I love making Christmas cookies though I don’t make as many as I used to when our kids were still at home. This is a recipe I’ve made most years since I found the recipe. The recipe is from a 1990’s Christmas cookie magazine.
One of the reasons I like the recipe is that the cookies are easy to make. It’s fun to make intricate Christmas cookies which are rolled out and cut into shapes, but sometimes it’s nice to have a cookie that tastes great, but is quickly made!
I was going to make these cookies and have step-by-step photos, but when I started to make them I realized I didn’t have enough granulated sugar and didn’t have time to go to the grocery store. 🙁 So instead I’m adding a photo of our Christmas tree from a few years ago!
The cracks on the surface give a hint of the rich, chewy texture inside.

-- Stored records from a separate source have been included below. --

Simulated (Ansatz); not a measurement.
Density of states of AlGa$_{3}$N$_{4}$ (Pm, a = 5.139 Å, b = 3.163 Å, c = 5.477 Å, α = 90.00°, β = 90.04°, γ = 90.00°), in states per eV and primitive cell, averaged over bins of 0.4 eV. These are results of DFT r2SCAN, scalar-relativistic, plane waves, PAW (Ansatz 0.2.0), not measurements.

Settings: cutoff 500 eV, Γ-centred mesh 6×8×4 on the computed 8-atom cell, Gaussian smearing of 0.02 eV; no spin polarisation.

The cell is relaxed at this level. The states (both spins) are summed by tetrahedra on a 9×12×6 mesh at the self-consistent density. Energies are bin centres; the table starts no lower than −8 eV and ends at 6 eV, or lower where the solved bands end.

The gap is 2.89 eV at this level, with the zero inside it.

1 Tbsp. coffee liqueur or milk
1 Tbsp. instant espresso powder or coffee crystals
4 oz. unsweetened chocolate, cut up
1½ C. granulated sugar
3 beaten eggs
½ C. cooking oil
2 tsp. baking powder
¼ tsp. salt
2 C. all-purpose flour
⅓ C. sifted powdered or granulated sugar
Stir together coffee liqueur or milk and espresso powder or coffee crystals in a small bowl or custard cup; set aside for a few minutes till coffee is dissolved (see Notes).
Place cut-up chocolate in a small saucepan. Cook and stir over low heat till melted (see Notes). Cool 15 minutes. Stir in granulated sugar being careful not to introduce any water into the chocolate.
Combine flour, baking powder and salt; mix well. Set aside.
Combine eggs, oil and espresso mixture in a large bowl. Add chocolate mixture. Gradually add flour mixture, stirring till thoroughly combined. Cover and chill 2 hours or till easy to handle.
Shape dough into I-inch balls. Roll in powdered sugar or granulated sugar to coat generously. Place 2 inches apart on lightly greased cookie sheets. Bake in a 375 degree oven for 7 to 9 minutes or till edges are just set. Cool on cookie sheets for 1 minute. Transfer to wire racks; cool completely. If desired, sprinkle with additional powdered sugar. Makes about 60.
- I sometimes use about 1½ tablespoons strong brewed coffee instead of the liqueur or coffee crystals. I have never used the milk or espresso powder. (I was given a Godiva chocolate liqueur about the same time I found this recipe and used that for years before I used it up!)
- I usually use the microwave to melt my chocolate. Follow the directions on the chocolate package for melting in the microwave. Be very careful not to introduce any water when you melt chocolate by itself. Chocolate is composed of fine, dry particles (cocoa and sugar) and fat (cocoa butter). When you melt chocolate, a few drops of water or even steam will moisten the dry particles and cause them to stick together and form a dull, dry, grainy mass, called seizing.